The resonant network used in this study is designed based on the series–series topology of the Qi standard, which is a typical topology for WPT systems, as illustrated in
Fig. 1(b). In the equivalent circuit model,
RT,
CT,
LT and
RR,
CR,
LR denote the equivalent R, C, L components of the transmitting and receiving coils, respectively. The transfer function of the resonant network with a linear load
RL can be modeled as indicated in
Eq. (2).
Table 1 summarizes the coefficients and design parameters. The resonant network designed with a specific resonant frequency filters the higher harmonic voltages of the square wave source, generating a sinusoidal wave of current in the resonant network. Owing to the higher harmonic rejection properties, a frequency-domain AC analysis can be used in the WPT system modeling with the fundamental component of the square wave source [
11]. Moreover, as the inverter in the Qi specification operates at a frequency higher than the resonant frequency in the inductive region, the current flowing in the receiving circuit can be considered as a sine wave. To keep the receiving voltage on a stable level, even with dynamic load conditions in mobile products, the operating frequency should be adjusted in the inductive region, where the transfer function of the resonant network can be controlled mostly linear to the load impedance.
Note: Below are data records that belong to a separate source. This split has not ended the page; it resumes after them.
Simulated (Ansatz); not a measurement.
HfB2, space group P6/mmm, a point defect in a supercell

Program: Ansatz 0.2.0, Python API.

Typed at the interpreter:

Fig. 3 illustrates the full-bridge rectifier circuit with the input of the fundamental component of the resonant network output current. During the positive half-cycle of the input, diodes
D1 and
D2 conduct in series, allowing the flow of input current
ib, whereas diodes
D3 and
D4 are blocked; this behavior is reversed in the negative half-cycle. The rectified current,
id, is filtered by the smoothing capacitor,
CL, connected in parallel with the load,
RL, generating the DC output of the full-bridge rectifier circuit. The DC output
Io can be obtained by integrating the rectified current, as indicated in
Eq. (3).
In the steady state, the amplitude of the input voltage of the rectifier,
v̂b, is clamped by the DC output of the rectifier, owing to a voltage increase that is twice the forward voltage of the diodes (
vf). Hence, the amplitude of the fundamental component of the rectifier input voltage (
v^b1) can be obtained using
Eq. (5). Simultaneously,
v^b1 also represents the amplitude of the voltage transferred through the resonant network with the fundamental component of the square wave source, which can be calculated using
Eq. (6), where
v^s1 is the amplitude of the fundamental component of
v̂s(
t).
By combining
Eqs. (5) and
(6), the DC output voltage,
Vo, can be expressed as the amplitude of the square wave source, the transfer function of the resonant network, and the forward voltage of the diodes, as indicated in
Eq. (7). The input impedance of the rectifier circuit (
Zeq), which is defined by the amplitude of the fundamental components of the voltage and current at the rectifier in the fundamental AC analysis, can be obtained by applying
Eq. (4) to
Eq. (5), as indicated in
Eq. (8).
To include the nonlinear characteristics of the rectifier circuits, the proposed modeling method uses the exponential diode model, where
IS denotes the saturation current,
N indicates the ideality factor, and
VT represents the thermal voltage, as indicated in
Eq. (9). Considering that the forward voltage of the diodes (
vf) is dynamically changed by the diode current,
id, which is determined using the output DC voltage
Vo, it can be updated by applying
Eq. (4) to
Eq. (9).
Fig. 4 depicts the proposed iterative method for modeling a nonlinear WPT system. The proposed method begins by initializing the forward voltage of the diodes,
vf(0), and the output voltage,
Vo(0). Based on these initial conditions, the input impedance of the rectifier circuit,
Zeq, is obtained, and the output voltage,
Vo(
i), is determined with respect to the transfer function of the resonant network associated with
Zeq. The output error,
Vo_err, is considered the absolute value of the difference between the updated and previous output voltages. If the output error lies beyond the output tolerance range,
Vo_tol, the diode current is calculated using the updated output voltage. Additionally, the forward voltage of the diodes,
vf(
i+1), is updated, which serves as feedback for the next iteration. This forward voltage updates both the input impedance of the rectifier and the output voltage in the next recursion. The proposed method repeats the iteration until the output error falls within the output tolerance range in the converged model. Thus, the proposed method uses the dynamic update of the forward voltage of the diodes and the corresponding output voltage to determine the nonlinear output response of a WPT system, considering the convergence in the steady state.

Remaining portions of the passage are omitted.